Pay czar: No need to take on more authority

Special Master for TARP Executive Compensation Kenneth Feinberg is pictured during an interview with Reuters at his Washington law office October 26, 2009.
Special Master for TARP Executive Compensation Kenneth Feinberg said he rejected compensation plans by six of the seven companies because they did not meet the public interest. Jason Reed / Reuters
/ Source: The Associated Press

The Obama administration's "pay czar" who reduced pay for executives at seven major corporations does not want broader powers over the rest of the U.S. financial sector.

"I am troubled at the notion that it could be expanded," Kenneth Feinberg said Wednesday of his role overseeing pay at the largest recipients of government bailouts. "That is a mistake."

But Feinberg, who ordered cutting top executive compensation at the seven companies in half, told a congressional committee that the standards he used should guide the broader marketplace.

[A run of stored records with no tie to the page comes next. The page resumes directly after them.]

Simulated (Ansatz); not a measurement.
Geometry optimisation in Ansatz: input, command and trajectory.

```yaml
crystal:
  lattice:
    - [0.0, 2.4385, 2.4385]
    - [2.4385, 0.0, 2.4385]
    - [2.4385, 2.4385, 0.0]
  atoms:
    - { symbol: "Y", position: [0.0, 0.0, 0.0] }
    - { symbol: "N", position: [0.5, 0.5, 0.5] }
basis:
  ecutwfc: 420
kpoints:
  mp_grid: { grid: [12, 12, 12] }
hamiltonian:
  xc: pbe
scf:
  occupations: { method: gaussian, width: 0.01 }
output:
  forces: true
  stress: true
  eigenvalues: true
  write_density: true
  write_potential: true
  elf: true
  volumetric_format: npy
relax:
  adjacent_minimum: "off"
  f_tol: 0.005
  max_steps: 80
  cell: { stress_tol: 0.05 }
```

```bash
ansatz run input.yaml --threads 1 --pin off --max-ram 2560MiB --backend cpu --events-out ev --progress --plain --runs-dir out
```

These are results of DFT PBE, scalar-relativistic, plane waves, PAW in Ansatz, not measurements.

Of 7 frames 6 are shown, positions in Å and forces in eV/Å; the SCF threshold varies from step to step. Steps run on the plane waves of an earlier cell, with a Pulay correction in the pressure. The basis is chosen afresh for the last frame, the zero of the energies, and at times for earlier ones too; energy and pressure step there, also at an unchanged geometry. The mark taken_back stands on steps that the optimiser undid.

"I'm hoping that the report that I issued and the recommendations that I made as to these seven companies will have some effect, voluntarily, in influencing how the private sector goes about establishing compensation practices," he said.

His testimony comes as Congress continues to struggle with what role government should play in determining top executive pay at companies that are so large and intertwined that their failure can ripple throughout the economy.

The House earlier this year voted to tie compensation to performance in hopes of reducing risky behavior. The limits would apply to any financial firm with more than $1 billion in assets. The Senate has yet to act on pay regulations.

Feinberg last week set pay for the top 25 executives at Bank of America Corp., American International Group Inc., Citigroup Inc., General Motors, GMAC, Chrysler and Chrysler Financial — all seven received billions of dollars in government bailouts.

At the same time, the Federal Reserve proposed that it would monitor pay packages at nearly 6,000 banks, including those that have not received government aid, to make sure they don't encourage high-risk gambles. The Fed would not set pay, but could veto pay policies.

Feinberg told the House Committee on Oversight and Government Reform that he rejected compensation plans by six of the seven companies because they were contrary to the public interest. That the companies submitted such proposals, he acknowledged, indicated a lack of understanding over the public outrage over high pay at bailed out firms.

"I found that the submissions did not adequately address the major concerns expressed by the American people," he said. Feinberg said Chrysler Financial had unique circumstances that justified their pay plan.

Feinberg became pay czar earlier this year as Congress was responding to outrage about huge bonuses being paid to AIG. Lawmakers wanted to curb executive compensation at companies getting exceptional assistance. Feinberg has been reviewing compensation packages since August.

Feinberg said that in some instances his compensation scheme increased the monthly salary received by executives at the seven companies. But he disputed a Wall Street Journal report Wednesday, saying he dramatically cut the overall cash payments to those executives.

"My definition of base salary is not only what you get twice a month, but also draws that may be provided during the course of the year, guaranteed commissions, guaranteed bonuses," he said.

Feinberg must now deal with the compensation structures for the next 75 most highly paid executives at the seven companies and then determine 2010 compensation for senior executives.

He said he expects to have to renegotiate some past retention contracts with several of those company officials.

Republicans cautioned that while it was proper to rein in compensation of executives at recipients of government money, the practice set a dangerous precedent.

"One person, one single person is deciding what people make," said Rep. Jim Jordan, a Republican. "That is a dangerous, dangerous place we're going."

Democrats said they wondered whether Feinberg's work would have a broader effect.

"When they talk about multimillion dollar bonuses, it's like shoeshine money to them," Rep. Elijah Cummings, a Democrat, told Feinberg. "I can't see, with all your fine work, that it is going to be turned around."